When roads and pavements are designed they take into account parking, flow of traffic and anything that could block it.
I know because I work with engineers who design roads and parking whose plans have to be approved and meet strict guidelines by transport authorities and the council who typical own the roads. Unless its London where some roads are owned by TfL.
So your talking rubbish. On my road parking is done half on pavement and half on road as sign posted, further down where the road is wider its park on the road fully. This was designed to allow traffic to flow smoothly through thr difference in road widths and still enable people to park.
You and your engineer friends might be very smart, but you can't have travelled very far in the country at all if you've never encountered a residential road with room for traffic going in both directions, but which always has cars parked along one side, allowing traffic in only one direction at any one time. I've lived on one for nearly two decades, but I must still be wrong in believing my own eyes and experiences, eh, as I'm apparently talking rubbish....
You do realise, don't you, that there are a huge number of residential roads in this country which have been there for many, many years - long before your engineer friends (or their parents) were even born?

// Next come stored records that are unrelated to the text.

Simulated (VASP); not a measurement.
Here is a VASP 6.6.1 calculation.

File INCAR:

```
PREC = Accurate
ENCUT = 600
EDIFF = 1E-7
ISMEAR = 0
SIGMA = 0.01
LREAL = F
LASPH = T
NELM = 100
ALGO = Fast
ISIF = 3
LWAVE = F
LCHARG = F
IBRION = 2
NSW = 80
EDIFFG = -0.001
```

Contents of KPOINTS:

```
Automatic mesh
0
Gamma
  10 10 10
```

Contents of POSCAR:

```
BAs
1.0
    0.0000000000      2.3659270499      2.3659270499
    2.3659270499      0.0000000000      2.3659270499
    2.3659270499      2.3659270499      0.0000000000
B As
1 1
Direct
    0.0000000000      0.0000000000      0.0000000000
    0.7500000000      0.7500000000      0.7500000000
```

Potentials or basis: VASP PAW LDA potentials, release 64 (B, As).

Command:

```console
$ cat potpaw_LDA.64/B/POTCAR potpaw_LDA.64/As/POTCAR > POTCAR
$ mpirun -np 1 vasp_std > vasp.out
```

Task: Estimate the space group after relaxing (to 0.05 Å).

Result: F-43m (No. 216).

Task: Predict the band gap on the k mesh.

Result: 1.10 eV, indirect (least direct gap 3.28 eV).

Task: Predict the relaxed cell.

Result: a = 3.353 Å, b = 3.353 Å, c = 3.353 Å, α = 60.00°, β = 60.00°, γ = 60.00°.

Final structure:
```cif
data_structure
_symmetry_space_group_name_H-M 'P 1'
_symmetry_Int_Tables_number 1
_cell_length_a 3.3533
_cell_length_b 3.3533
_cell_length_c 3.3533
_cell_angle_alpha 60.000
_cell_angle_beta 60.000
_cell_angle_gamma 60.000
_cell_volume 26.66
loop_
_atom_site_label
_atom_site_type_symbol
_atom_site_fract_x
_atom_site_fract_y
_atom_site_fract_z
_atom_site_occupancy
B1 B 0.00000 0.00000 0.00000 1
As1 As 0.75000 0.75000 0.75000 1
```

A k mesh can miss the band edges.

Even on your own engineer-designed road, it sounds very strange and nonsensical for them to have deliberately decided to put pavement along half of the section designed specifically for parking. By 'design', do you mean 'make the best of what's already there'? If so, there are tens of thousands of residential roads where there simply isn't space to allow for lots of on-street parking and free-flowing two-way traffic.
I fully realise that a great many people have nowhere else but the public road to park their cars. That's fine, but IF they didn't need to, a whole load of roads would flow much more freely.